In the search for alternative sources of oil outside the politically volatile Middle East, the US is increasingly turning toward a place not normally seen as a major energy producer: sub-Saharan Africa.

The region's crude oil production surpassed 4 million barrels a day in 2000 – more than Iran, Venezuela, or Mexico. The US currently gets 16 percent of its oil imports from sub-Saharan Africa – almost as much as from Saudi Arabia. And, according to projections by the National Intelligence Council, that proportion will reach 25 percent by 2015, surpassing the entire Persian Gulf. The vast majority of it will come from a stretch of coastline between Nigeria and Angola called the Gulf of Guinea.

Today, the African Oil Policy Initiative Group, a lobby group with members from the oil industry and various arms of government, will present a white paper in Washington. The document urges Congress and the Bush administration to encourage greater extraction of oil across Africa, and to declare the Gulf of Guinea "an area of vital interest" to the US.

There is some indication that the Bush administration already feels that way. Walter Kansteiner, the assistant secretary of State for Africa said earlier this year: "African oil is of national strategic interest to us, and it will increase and become more important as we go forward."

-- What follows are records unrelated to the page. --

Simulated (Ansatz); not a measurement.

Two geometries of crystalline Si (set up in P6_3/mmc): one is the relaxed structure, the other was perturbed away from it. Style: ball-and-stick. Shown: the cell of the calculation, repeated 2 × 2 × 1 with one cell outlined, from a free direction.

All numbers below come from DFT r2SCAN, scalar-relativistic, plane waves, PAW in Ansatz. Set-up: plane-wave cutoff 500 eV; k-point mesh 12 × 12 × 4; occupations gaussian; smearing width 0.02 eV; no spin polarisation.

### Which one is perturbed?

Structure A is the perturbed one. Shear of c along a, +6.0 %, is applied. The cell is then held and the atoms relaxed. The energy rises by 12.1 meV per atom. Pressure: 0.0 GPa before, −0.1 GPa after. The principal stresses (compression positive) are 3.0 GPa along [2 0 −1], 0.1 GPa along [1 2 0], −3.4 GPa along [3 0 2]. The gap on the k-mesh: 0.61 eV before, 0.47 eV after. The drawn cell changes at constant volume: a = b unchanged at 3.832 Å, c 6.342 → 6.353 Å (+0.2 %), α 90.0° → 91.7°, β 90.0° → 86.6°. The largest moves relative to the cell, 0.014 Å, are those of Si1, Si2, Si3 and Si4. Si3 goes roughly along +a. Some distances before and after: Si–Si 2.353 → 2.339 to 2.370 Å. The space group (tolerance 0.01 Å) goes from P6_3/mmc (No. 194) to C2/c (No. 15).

While Nigeria has long been an oil giant, Angola has in recent years become the ninth-largest oil supplier to the US. Countries that many Americans would have trouble finding on a map – Equatorial Guinea, Gabon, and the Congo Republic – each produce hundreds of thousands of barrels every day.

All along the continent's Atlantic coast, from the western Sahara to South Africa, exploration companies are boasting significant new offshore finds. Investments in West Africa by big US companies – such as ExxonMobil and Chevron-Texaco, as well as by lesser-known ones such as Amerada Hess and Ocean Energy – will total $10 billion annually by next year, according to the Energy Information Administration.

In theory, the growing American interest could help develop one of the poorest regions on the planet. But oil creates few jobs for local people, and the wealth rarely spreads itself across the society, says Gavin Hayman of Global Witness, a London-based group that monitors resource extraction and human rights in developing countries. "The states that find oil tend to show regressive levels of development, where oil revenues go up and humanitarian indicators go down," says Mr. Hayman.

The huge investments are also bringing increasing pressure from the industry for a greater US military presence in the region. The white paper recommends establishing a military subcommand for the Gulf of Guinea.

Persian Gulf mistakes

Some analysts and industry watchdogs say it's crucial that oil wealth not be used to prop up undemocratic regimes and line the pockets of the elite.

"If the United States is going to get more involved in the Gulf of Guinea, it must not repeat the mistakes of the Persian Gulf," says Paul Michael Wihbey, a fellow of the Washington-based Institute for Advanced Strategic and Political Studies, which contributed to the white paper. He says the Gulf oil states ignored the importance of economic development and diversification at the expense of rising social tension and instability.